As I opened the door to the patio the cool morning air caressed my face. No time to linger as I watered the blooms. Looking up the sky was already taking on a cloudless form with hints of pink here and there.

I went to bed with this topic on my mind. I spent the weekend doing one thing and thinking another. Visiting the local Farmer’s Market for more tomatoes, just to try another batch of salsa became my quest the last two Saturday”s. Determined to get it right, I tasted and I’m almost there. The whole time my mind went back and forth from my wound’s and food.

When I am wounded, I eat. And lately I eat like I’m wounded, gaining back weight that I had lost last year when I joined a weight loss program. Now I’m wounded over the amount of $ spent to lose that weight and not keeping it off. While on the program I thought I had faced my demons. Only to find that again I am letting my emotions rule.

There is no way to keep people from saying ugly things, or doing heartless acts. I need to come to terms with this fact and expect that the past, present and future will be filled with the same people, the same events.
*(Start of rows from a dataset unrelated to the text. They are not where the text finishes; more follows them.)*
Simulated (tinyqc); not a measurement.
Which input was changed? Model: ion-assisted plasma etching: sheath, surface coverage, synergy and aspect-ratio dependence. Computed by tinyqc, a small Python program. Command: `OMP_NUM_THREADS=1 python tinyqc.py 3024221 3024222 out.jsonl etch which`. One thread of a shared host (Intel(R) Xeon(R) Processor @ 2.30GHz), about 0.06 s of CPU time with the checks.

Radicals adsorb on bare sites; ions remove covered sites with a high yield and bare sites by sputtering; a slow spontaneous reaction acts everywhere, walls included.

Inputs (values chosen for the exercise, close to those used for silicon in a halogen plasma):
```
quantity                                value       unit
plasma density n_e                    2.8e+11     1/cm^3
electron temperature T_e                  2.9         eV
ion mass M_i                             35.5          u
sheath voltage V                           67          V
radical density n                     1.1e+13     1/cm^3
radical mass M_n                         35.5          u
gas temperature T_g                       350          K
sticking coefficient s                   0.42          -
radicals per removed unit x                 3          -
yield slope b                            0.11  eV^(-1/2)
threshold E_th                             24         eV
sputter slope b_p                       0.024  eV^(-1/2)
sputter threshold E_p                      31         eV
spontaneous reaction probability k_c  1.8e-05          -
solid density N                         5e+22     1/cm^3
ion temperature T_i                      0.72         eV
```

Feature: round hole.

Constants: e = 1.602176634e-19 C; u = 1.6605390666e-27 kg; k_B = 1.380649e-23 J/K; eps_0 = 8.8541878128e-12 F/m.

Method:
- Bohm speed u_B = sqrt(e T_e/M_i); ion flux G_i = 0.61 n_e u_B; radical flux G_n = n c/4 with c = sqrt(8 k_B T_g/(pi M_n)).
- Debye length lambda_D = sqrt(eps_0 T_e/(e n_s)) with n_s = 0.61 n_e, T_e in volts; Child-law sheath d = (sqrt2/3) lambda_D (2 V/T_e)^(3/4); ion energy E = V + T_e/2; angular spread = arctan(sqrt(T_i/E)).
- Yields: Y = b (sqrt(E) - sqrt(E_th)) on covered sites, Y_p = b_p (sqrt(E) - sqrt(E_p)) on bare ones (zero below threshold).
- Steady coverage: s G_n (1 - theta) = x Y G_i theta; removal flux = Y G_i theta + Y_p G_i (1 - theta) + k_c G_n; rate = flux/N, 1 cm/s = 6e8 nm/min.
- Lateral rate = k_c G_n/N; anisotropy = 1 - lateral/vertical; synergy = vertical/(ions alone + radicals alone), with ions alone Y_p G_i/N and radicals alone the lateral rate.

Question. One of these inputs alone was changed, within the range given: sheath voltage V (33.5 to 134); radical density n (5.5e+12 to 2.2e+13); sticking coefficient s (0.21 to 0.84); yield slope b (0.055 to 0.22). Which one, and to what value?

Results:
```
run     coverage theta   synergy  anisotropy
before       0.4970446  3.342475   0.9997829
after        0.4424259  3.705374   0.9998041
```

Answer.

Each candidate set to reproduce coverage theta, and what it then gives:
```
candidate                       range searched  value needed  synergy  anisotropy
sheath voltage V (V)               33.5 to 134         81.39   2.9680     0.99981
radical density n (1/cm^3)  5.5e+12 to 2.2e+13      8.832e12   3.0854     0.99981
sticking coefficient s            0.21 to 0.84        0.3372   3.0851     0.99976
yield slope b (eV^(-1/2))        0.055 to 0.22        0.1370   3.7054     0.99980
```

So how do I not let what is said and done to me effect me?
It’s simple, yet I struggle to do it consistently.
But I must, as this weight and stress are killing me.

I must not take personally the ill intended words and actions of others. I must stop viewing them all as ill intended, but look at the imperfect person from which they come.

I cannot react by chewing or punching. While both seem to be so pleasurable at the time, they are both far more damaging to myself than the original offense.

Join me as I become determined to get it right, and stop eating like I’m wounded.